OPINION: The Nuclear Fuel Cycle Royal Commission is in. At least its ‘tentative findings’ are. Geoff Russell is already celebrating.
The Tentative Findings of the SA Nuclear Royal Commission hasn’t only opened the way to nuclear power in South Australia, but to building a wonderful legacy for the state that could last decades.
That paragraph might strike you as surprising if you haven’t actually read the findings. Or if perhaps you read them without knowing that the Chinese are currently driving the nuclear industry and will very much determine its future.
Or if perhaps you get your news from mainstream media, which has been running a lot of dump stories.

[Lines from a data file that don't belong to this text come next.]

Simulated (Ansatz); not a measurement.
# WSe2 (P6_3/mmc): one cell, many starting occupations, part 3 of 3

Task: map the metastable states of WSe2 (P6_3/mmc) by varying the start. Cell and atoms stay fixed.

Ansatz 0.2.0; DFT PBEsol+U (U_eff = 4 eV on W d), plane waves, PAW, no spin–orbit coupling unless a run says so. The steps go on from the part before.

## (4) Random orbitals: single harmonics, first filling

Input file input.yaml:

First, the Royal Commission totally rejected the fear mongering narrative of the anti-nuclear groups. The impact of that rejection will take some time to filter through to mainstream journalists who have built careers on that fear… like ABC’s Mark Willacy and others. But the science will not be denied.
Anybody with half a brain will easily see the nuclear fear narrative for what it is: pure hysterical ignorance of the first order.
Second. The Commission doesn’t think nuclear power is currently viable in SA, but has sketched out a range of conditions under which this could change. Betting on those conditions coming to pass is a pretty safe bet.
Third. The Chinese are working towards a fast neutron reactor future probably by about 2030, but perhaps even earlier. These reactors run on waste so whoever has the waste will be in a great position.
So under what conditions does the Commission say that its current judgment of unviability might change? (See paragraph 55 in the report). Here are some highlights.
- a requirement for near zero CO2 energy. That would be a given now with a half smart Government.
- lack of storage to balance intermittent renewables or the need to provide clean power for transport. I’ll bet on that.
- Smoothing renewables proved more expensive than anticipated. Also pretty certain.
- Nuclear got cheaper. It’s already cheaper, the Commission was just looking at the wrong costs; if you aren’t watching China, then you aren’t paying attention.
And so it goes on.
The full report, due in May, will make interesting reading.